Monday, February 22, 2010

Beginning projects

Someone asked Lori of Camp Creek blog:

“My problems — how do I explain brainstorming to them? When I ask what would you like to learn about ______ I mostly get a blank stare. … How do I get them moving in the right direction?”

The answer:

"With younger children, it really doesn't work to sit down and ask what they want to study -- unless they already have a few major projects under their belt.

Rather, you should begin observing their play, conversations, questions, etc., and documenting everything in your journal. Take copious notes and review them after you have documented several different segments of time. Look for patterns and possible project topics -- interests, questions, etc. This is a *much* more reliable way to identify possible project topics with very young children -- and even older children who have no experience with projects. (Children aren't always the best at identifying their own authentic interests .. especially if they haven't had any experience learning in this way.)
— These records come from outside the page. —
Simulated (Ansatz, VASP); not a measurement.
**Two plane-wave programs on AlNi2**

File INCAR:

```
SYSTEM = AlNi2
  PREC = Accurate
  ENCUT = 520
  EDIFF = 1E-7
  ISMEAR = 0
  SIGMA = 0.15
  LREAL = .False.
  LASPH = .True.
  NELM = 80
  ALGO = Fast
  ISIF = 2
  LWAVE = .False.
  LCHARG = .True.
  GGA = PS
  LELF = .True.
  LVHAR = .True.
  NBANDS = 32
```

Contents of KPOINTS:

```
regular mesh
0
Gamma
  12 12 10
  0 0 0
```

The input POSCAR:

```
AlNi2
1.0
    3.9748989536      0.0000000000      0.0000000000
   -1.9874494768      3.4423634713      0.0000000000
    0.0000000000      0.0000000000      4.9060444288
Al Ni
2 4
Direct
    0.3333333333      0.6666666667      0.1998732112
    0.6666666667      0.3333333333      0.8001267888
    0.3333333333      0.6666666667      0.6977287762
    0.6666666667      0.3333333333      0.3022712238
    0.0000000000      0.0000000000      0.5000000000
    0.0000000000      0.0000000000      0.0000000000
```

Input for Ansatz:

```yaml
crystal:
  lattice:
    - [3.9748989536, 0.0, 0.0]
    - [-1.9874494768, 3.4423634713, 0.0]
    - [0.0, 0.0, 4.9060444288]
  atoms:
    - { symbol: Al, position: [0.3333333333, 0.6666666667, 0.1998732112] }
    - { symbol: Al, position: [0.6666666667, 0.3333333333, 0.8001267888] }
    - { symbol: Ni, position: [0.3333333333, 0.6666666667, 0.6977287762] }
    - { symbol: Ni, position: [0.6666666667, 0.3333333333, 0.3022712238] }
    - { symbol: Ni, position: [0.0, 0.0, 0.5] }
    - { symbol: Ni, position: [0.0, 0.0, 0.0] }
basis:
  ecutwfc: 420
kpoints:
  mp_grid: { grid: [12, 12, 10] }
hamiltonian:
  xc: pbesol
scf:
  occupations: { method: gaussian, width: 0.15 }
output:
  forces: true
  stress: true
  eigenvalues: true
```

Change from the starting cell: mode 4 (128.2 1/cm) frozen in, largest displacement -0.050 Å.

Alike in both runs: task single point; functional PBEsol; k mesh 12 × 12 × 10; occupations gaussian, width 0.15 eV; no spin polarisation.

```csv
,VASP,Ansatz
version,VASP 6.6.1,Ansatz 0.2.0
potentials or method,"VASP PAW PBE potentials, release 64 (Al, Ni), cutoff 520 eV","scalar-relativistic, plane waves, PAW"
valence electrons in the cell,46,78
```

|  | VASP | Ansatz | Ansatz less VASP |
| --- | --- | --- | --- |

You don't need to explain brainstorming to them. You simply need to model being the type of learner you want them to be. Wonder out loud. Have ideas. Ask questions.

You'll find advice on here about NOT bringing home a ton of resources at once. It's overwhelming, as you have probably figured out. Instead, when you're at the library, pull a half dozen books and let your daughter pick out what she wants to get. Over time, she'll learn to ask the librarian for help finding books on her topic. Get her started on making her own decisions. (Even when you think they're wrong!)

Let things move s-l-o-w-l-y. Concentrate on just a few books. Read them multiple times. Let her pore over them herself. Set them out with drawing, painting, and collaging materials (on separate days! s-l-o-w-l-y). Hang up xeroxes and her drawings. Talk about everything.

Finally, remember that your children are very young -- but perfectly capable of doing deep project work. Simply take your time and allow them to very slowly begin to explore something that interests them -- and don't let yourself hurry on.

Remember that the most important thing for them to do at this age is learn the habits and attitudes of a successful learner. Don't get too hung up on making an impressive project, especially the first time. Simply start to experience all the parts of a successful project -- curiosity, exploring resources, posing questions, expressing ideas in multiple media, etc. etc. etc."